To recap, there are four tests. First, is this an immediate problem? Second, is it a surprise? Third, is it big enough to command attention, but small enough to be solved? And fourth, by the time it hits the headlines, is it a real threat or already being solved? Let’s fire up the Wayback Machine and see how these tests would have applied to the GFC.

What Happened?

It’s hard to avoid some lookback bias here (we know what happened, after all). To avoid that as much as possible, let’s start with what happened at a high level.

In the early 2000s, housing prices rose for years, generating multiple headlines about unsustainable valuations and hand wringing about poor mortgage underwriting standards. NINJA (no income, no job, no assets) loans were typical. Those loans got recycled into asset-backed bonds that were sold far and wide. When housing prices started to go down around the country, those bonds went bad—and took down multiple financial institutions with them, starting with an obscure hedge fund. No one knew it, but as it turned out, there was enough bad debt, as well as interconnections between the financial institutions holding it, to threaten the whole system. The consequent unwind of the bad debt rocked the whole system.

The Immediacy Test

Since we know this was a real crisis, the utility of the tests above is not in identifying it as such, but rather in defining when it moved from a potential risk to an actual and immediate one. Running the tests, you could have looked at the housing market itself and the multiple headlines. But, since the problem was not immediate, you would have been years early. The immediacy test would have kept you from acting before you needed to.

The Surprise Test

The surprise test also would have helped. When the market was going up, and everyone expected it to, that was not a surprise. When the market started to soften—nationally, which had never happened before—that was a surprise. When mortgage bonds started going bad, that was a surprise. When a hedge fund that invested in those bonds went bankrupt, that was a surprise. Once the surprises started piling up, at multiple levels, this test would have indicated the problem was becoming immediate.

The Size Test

The size test also would have ratcheted up the worry level. Anyone looking at the surprise turns in the markets could have looked at the volume of assets tied to mortgages and said here is a real problem. Some traders, famously, did just that and made a fortune betting on trouble once the crisis started. Although it was not totally clear at the start of the crisis just how big it was, there were enough hints to start taking it very seriously.

The Solvability Test

And the final test—is this being solved—is the capstone here. As the crisis deepened, the Fed, the Treasury, and the White House all argued over whether they had the legal authority, much less the means, to stabilize the situation. Congress initially failed to vote to allow a rescue. Not only was the problem not being solved, but no one seemed to know whether it could be solved or even whether it should be.

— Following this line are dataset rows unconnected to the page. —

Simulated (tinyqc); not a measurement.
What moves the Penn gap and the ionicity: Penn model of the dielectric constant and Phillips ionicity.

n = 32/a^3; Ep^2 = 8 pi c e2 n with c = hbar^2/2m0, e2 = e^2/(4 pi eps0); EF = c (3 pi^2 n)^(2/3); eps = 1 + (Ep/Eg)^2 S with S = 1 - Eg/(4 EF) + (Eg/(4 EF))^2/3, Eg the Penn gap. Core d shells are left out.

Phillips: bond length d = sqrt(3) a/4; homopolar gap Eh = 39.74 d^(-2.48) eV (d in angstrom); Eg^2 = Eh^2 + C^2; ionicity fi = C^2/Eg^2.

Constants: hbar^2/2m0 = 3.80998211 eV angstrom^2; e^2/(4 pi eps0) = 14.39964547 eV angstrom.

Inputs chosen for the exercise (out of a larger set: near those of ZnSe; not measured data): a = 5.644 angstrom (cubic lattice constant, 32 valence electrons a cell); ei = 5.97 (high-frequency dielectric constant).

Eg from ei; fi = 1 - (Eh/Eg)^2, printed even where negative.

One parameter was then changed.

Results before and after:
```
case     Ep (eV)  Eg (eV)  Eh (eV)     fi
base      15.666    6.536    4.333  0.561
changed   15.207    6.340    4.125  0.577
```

Looking at these tests, they would have helped prevent premature action but also led to action when the situation started to worsen. While this is certainly 20/20 hindsight, I personally was one of the people calling out the rising risks at the time, to the extent I was referred to as “Eeyore.” I had no idea how bad it would get, of course, but it was clear there was a big problem. The tests worked.

What About Evergrande?

What can those same tests tell us today? The worry is that Evergrande could be another GFC, that it could be the equivalent this time of the Lehman Brothers bankruptcy. I don’t think so, at this point, but it is certainly worth considering. Let’s run through the tests again and see where we are.

First, is this an immediate problem? Yes, it is. Evergrande has bond payments due and apparently does not have the money to pay them.

Second, was this a surprise? Yes, it was. While the generally weak condition of the Chinese real estate market was well known, for one of the leading developers to have to default on its debt was a shock. So far, two for two.

Third, is this big enough to command attention but small enough to be solved? The answer to the first is a definite yes. The answer to the second is probably yes, but here is where the risks start to mount. No one seems to know the full extent of the debts associated with Evergrande, or with other developers, and how they tie into the Chinese financial system. There is a possibility that this could be much larger than what we currently see, and there could be systemic risks.

This brings us to the final test where either this is a real risk or it will be solved quickly. During the GFC, the U.S. government was caught napping and did not have the knowledge or the tools to solve the problem. It was trying to fix the engines while the plane was flying. With Evergrande, the Chinese government has a much wider range of tools, both coercive and financial, available. Even more important, it has the lessons from the U.S. during the GFC to know it has to act forcefully to contain the risks, if necessary. This should not be a systemic crisis.

Those tests, however, also give us some guidelines about how to watch for things going wrong. If we see more surprises, that will raise the risk level. If the scale of the problem continues to rise, despite official action, that will raise the risk level. If, most important, the Chinese government looks to be unwilling or unable to contain the risk, that would ratchet up the risk even further.

Red Flags to Watch For

Watch for surprises, with other companies facing problems and especially problems popping up elsewhere in the Chinese financial system. Watch the Chinese government. Will it take control? And does that solve the problem? China knows this type of event can metastasize. If the government can control the problem, it will. If surprises keep appearing, then maybe it can’t. And that is a risk worth knowing about.

What the tests are telling us is that the crisis is not—at the moment—immediate or significant. What they also provide, however, are red flags to when and if that might happen. Eeyore is not here yet, but he is waiting in the wings.